I expected the children to at least show up and wait with their mother’s body until the funeral home picked it up.  Is this the path we are headed? Are we Africans becoming like westerners when it comes to death? In the African context death is a serious issue, treated with fear and respect whereas in the west death is just another next step in the circle of life.

In Zimbabwean culture, like other African cultures, the burial of a deceased is very important because of the belief that when a person passes away, their spirit  moves to a new realm and wanders around until its brought back home and integrated  back in to the family as a  guardian spirit. As such, improperly done burial rites, have repercussions and can sentence the deceased’s spirit to perpetual wondering on this earth as a ghost.

And for the living, a restless spirit can go rogue causing loads of misfortune. Traditionally, a deceased is buried in their ancestral village, even city dwellers are oftentimes brought to their rural home. Customarily, death is greeted by loud grief stricken crying from family and friends who gather at the home of the deceased. Women take charge of the feeding the mourners.

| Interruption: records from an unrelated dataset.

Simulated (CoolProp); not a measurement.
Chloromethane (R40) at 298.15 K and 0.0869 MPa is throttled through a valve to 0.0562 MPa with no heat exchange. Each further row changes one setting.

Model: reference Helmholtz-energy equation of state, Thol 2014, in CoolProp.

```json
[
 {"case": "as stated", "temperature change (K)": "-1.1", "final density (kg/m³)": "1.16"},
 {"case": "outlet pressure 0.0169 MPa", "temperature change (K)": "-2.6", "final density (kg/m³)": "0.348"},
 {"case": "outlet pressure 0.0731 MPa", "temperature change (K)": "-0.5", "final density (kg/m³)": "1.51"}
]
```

Singing and dancing throughout the night is followed by a church service and body viewing and then burial typically on the third day. The three day waiting period was designed to allow for family members travelling from various parts of the country.  These days the waiting time is shorter due to improved travel and to cut down the cost of feeding an entire gathering of mourners.  Men handle the digging of the grave in the family burial plot.  

Burial usually occurs early morning or  evening, times when the temperatures are cool, because it is believed  that’s spirits  are not active when it’s hot (midday) and so if one is buried at midday there will be no one to receive him in the spirit realm and may end up wandering around. After the burial, most of the mourners return to their homes leaving a few relatives to stay and comfort those closest to the deceased.

The relatives’ role is to support, feed and console and they can remain with the bereaved for months. So back to the death of my fellow countrywoman, obviously due to the capitalistic nature of our new environment, where people live to work, it is impossible to take 3 days off work each time someone from you community passes away let alone taking 2 months to console a bereaved relative.

The stress of death combined with lack of social support in the diaspora can be too much to bear especially with young children to take care of.   In this case, the newly bereaved husband found himself with 4 kids between 16 years old and 18 months, to take care of.  Lucky for him, his wife had always sent his boys to grandma (her mother, his parents are deceased) each summer.  Because his mother in law already had a bond with his children, she was able to provide the children with the support and comfort they needed.    

Another advantage was that the children were fluent in their native language thanks to those summer trips to Harare. In my African community today, very few of the children born in the diaspora speak their parent’s language yet all Latino children and majority of Asian children are fluent in both English and their mother tongues. Unlike Asians & Latinos, we have allowed our language to die in the diaspora.

While it is understandable and expected that we will lose some complex cultural practices like death and burial rituals, we should be able to maintain at the very minimum our language.  We have a moral responsibility as parents, community leaders and opinion leaders to instill in our children especially those born and bred in the diaspora, the virtues of our language because language influences culture.